Install and register spacewalk clients:

Execute the following process on all existing clients:

  • Install spacewalk client repo. See Yum repos: above for urls

  • Install epel client repo: See Yum repos: above for urls

  • Install spacewalk client packages:

    yum install osad rhn-client-tools rhn-check \
    rhn-setup rhnsd m2crypto yum-rhn-plugin
  • Install spacewalk server’s CA cert:

    yum -y install \
  • Backup and move old repos:

    cd /etc/yum.repos.d
    mkdir backup && mv *.repo backup
  • Register client:

    rhnreg_ks --serverUrl=https://${fqdn}/XMLRPC \
    --sslCACert=/usr/share/rhn/RHN-ORG-TRUSTED-SSL-CERT \
  • yum clean all

  • Verify connectivity by executing yum repolist or``rhn-channel –list`` on each client.

  • Configure osad. Basically, identify the osa_ssl_cert. This perl one-liner is in my kickstart scripts:

    perl -i -ple s'/(^osa_ssl_cert).*/\1 = \/usr\/share\/rhn\/RHN-ORG-TRUSTED-SSL-CERT/g' \


Assuming you followed these directions, you now have a nice shiney new Spacewalk server with at least centos6, epel, and rpmforge related child repos. You should have at least one client registered as well. The spacewalk server itself can - and should - be registered as a client.

Grouping systems:

Systems can be grouped together either permanently (more or less) or temporarily.
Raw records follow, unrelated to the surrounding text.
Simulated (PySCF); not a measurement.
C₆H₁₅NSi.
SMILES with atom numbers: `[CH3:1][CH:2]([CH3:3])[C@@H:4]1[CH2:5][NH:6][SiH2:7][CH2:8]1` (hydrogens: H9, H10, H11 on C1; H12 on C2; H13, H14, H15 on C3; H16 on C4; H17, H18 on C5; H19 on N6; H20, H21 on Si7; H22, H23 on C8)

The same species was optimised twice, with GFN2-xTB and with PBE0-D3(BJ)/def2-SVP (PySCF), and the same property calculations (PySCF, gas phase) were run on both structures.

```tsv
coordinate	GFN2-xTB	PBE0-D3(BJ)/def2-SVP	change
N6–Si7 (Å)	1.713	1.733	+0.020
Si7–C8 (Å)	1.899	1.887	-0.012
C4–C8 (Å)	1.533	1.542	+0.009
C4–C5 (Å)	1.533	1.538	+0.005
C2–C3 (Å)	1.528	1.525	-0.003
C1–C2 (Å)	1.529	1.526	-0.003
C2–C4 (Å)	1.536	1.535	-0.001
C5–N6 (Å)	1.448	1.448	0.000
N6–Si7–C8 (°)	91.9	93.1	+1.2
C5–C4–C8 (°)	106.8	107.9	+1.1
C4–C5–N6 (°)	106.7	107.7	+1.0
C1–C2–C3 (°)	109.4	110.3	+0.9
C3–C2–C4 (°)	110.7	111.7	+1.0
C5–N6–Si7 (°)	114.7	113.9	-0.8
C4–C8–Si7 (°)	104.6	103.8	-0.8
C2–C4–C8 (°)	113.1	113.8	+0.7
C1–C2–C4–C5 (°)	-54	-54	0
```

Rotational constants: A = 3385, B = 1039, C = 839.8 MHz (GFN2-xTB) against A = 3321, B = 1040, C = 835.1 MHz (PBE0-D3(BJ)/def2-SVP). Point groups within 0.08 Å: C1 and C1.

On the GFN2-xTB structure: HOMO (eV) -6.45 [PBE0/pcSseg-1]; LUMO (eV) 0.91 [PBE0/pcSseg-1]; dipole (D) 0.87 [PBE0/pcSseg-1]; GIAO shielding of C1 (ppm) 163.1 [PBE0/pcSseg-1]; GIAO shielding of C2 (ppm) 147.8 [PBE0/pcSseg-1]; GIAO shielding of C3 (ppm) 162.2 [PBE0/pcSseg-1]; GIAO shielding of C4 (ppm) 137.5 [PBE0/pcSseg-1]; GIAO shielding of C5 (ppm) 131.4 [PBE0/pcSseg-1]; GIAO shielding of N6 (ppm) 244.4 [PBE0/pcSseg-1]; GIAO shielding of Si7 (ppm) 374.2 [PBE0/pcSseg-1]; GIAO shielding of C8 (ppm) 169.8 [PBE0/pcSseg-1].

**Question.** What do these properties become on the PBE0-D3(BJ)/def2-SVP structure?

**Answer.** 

The permanent option is under Systems -> System groups. In the right corner is a selectable link titled create a new group. Enter a name and description, then select create group. When fully rolled out, I will have groups like the following:


This will bring up a new page. Along the top row of the main box you’ll see Details, Systems, Target System, Errata, Admins, and Probes. Select Target Systems then check the radio box for the clients that should be part of this group.

System Set Manager:

I may just be a little thick but it took me a bit to figure out how to work with groups of systems even temporarily. The system set manager (SSM) is the temporary grouping mechanism. If you’re going to patch a set of systems, you’ll add them to SSM and then work with that.

As an example: Say you’ve grouped a set of systems as apache-dev. In the systems -> system groups menu, select use in ssm on the right side of the line with the group name in it. From there, you can select packages and follow the menu picks to upgrade the patches on all systems in the SSM.

You can also create completely temporary groupings in the SSM by accessing the Systems menu, checking the radio boxes as needed, then select Add selected to SSM.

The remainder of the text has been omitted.